Bruce........... the Boss
- Blinded by the Light review by JD
Excellent coming of age movie. Based on a true story, it shows a young Asian lad discovering the music of Bruce Springsteen.
Linking some great Springsteen tracks with social problems of the 1980’s , in Luton, England, the acting is first rate and it is an uplifting tale of family life .
Please give this movie a look, you will be rewarded.
10 out of 11 members found this review helpful.
Problems with the boss...both of them.
- Blinded by the Light review by Strovey
In all honesty Blinded by the Light feels very much like a movie where the makers have gone the ‘stock plotline’ shelf and picked out the box labelled ‘rebellious teenager fights parents and expectations to follow their own path'.
There is nothing in the bare bones of the film you have not seen before. The clash, the seeming end of the main characters dreams, the uplifting ending where everyone changes their point of view overnight (despite being entrenched for the majority of the running time) and the conclusion the works for every main character with smiles and laughs all around.
Blinded by the Light keeps its head about the bland because it approaches this from a different viewpoint. The main characters are British-Pakistanis living in Britain where the National Front would hold marches in Southall and Luton, purely coincidence would say the spiv-like overlords of these ‘organisations’. This is the strong point of the story. It is not the first British-Asian film made but it certainly is one of a small number if we are being honest. Something I have no experience of and no real idea about so having these stories told is interesting and for me enlightening.
Having said this skin-colour and place of family origin in the end always seem to be over-ridden by human nature, the more I see different cultures explored in the movies the more I see that we are basically all alike. My Irish-born mother has more in common with Javed’s Pakistan-born mother than she didn’t. This is why more view-points more stories must and should be explored. Always.
The acting is uniformly good with lead Viveik Kalra as Javid and his best friend Roops, Aaron Phagura, having good on-screen chemistry and making the story fun, pleasant and engaging.

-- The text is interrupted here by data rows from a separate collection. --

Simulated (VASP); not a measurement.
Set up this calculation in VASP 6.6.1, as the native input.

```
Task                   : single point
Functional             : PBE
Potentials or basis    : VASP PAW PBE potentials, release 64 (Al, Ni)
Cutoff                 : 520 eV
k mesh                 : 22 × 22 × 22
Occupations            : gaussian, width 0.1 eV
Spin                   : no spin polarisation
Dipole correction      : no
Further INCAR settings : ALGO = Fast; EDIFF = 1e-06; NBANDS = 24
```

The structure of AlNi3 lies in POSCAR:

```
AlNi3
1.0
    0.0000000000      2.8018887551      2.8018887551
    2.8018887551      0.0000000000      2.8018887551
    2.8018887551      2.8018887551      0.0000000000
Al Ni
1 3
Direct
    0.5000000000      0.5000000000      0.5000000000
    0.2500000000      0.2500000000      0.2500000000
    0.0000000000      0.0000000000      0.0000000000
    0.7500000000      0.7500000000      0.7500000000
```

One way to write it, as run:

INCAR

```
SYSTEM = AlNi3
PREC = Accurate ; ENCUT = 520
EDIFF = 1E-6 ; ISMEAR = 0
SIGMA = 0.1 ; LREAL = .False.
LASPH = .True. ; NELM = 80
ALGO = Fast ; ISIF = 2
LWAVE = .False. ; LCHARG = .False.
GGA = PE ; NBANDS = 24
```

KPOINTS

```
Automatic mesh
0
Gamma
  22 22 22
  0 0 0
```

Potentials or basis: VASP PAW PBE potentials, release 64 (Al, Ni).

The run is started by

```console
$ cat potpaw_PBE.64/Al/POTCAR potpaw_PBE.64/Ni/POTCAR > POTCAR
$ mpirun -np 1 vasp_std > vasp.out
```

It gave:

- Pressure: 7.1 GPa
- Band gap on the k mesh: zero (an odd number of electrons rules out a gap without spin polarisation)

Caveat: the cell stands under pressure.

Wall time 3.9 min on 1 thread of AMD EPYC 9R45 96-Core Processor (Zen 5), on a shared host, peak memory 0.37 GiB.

Stand-out is Kulvinder Ghir as Javed’s father playing the all-important patriarch Malik, Javed’s dad. A role that no doubt started off in ‘Goodness Gracious Me’ to become a full-fleshed out less comedic character. Incidentally Goodness Gracious Me is giving a beautiful full-on ‘nod’ near the end of the film. Alongside his role and diametrically opposite is Nell Williams as Javed’s middle-class ‘right-on’ green warrior Eliza, who even in my sheltered life in the 80s I recognised. She hit the nail on the head. Hayley Atwell as the sage-like figure is the plot driving force but it is to her credit that she makes this 'pat' role believable.
More confusing to this old western white man’s eyes is the homage to the great Bollywood films made for a market that do not always have regularly access to movies, so romance, violence, intrigue, singing and dancing, all fired into the same story. In story about Luton I was not sure if the sudden dancing and singing really fitted properly.
The whole story was clipping along at a fair pace, I seemed to have the hang of it, when suddenly we got some over-the-top dancing and skipping around – including some nice wiggy action from Rob Brydon, not quite sure why or what he was doing in the film but it did not detract.
To my mind it seemed as if the makers were testing the waters with a more Bollywood inspired style-story but just not enough for it to be full-on and so for me just enough to be confusing.
Blinded by the Light is light frothy take on what in reality was probably a tough, fraught time in a young man’s life and the UK as a whole. For me this was the biggest weakness, it was neither one thing or the other and did not have the courage of its convictions.
This sounds like I did not enjoy Blinded by the Light but this is far from the truth. Frothy, fun and engaging there is much more to enjoy about the film than not. Engaging, well-acted, characters in a film well-paced with slice of ‘nostalgia’ for people like me who were in their twenties in the 1980s, it is a fun romp, even if there is more of a feeling of split-personality about the story-telling.
2 out of 3 members found this review helpful.
Enjoyable skate across the surface of the 1980s.
- Blinded by the Light review by TE
A pretty good entry into the field of 'coming of age' films set in Britain in the 1980s.
The backdrop of Thatcherite economics (no jobs and no hope) and the National Front (racism and violence) is very well captured. However, the film mainly treads the path of youthful optimism and ignores the truly darker side of life. "Blinded by the Light" indeed. We are never left in any doubt about the cheery outcome.
The film makes a convincing case for the universal appeal of Bruce Springsteen's music. In keeping with the general tone, it is the anthemic songs that are foregrounded as opposed to the bleaker material, like the 'Nebraska' album.
1 out of 1 members found this review helpful.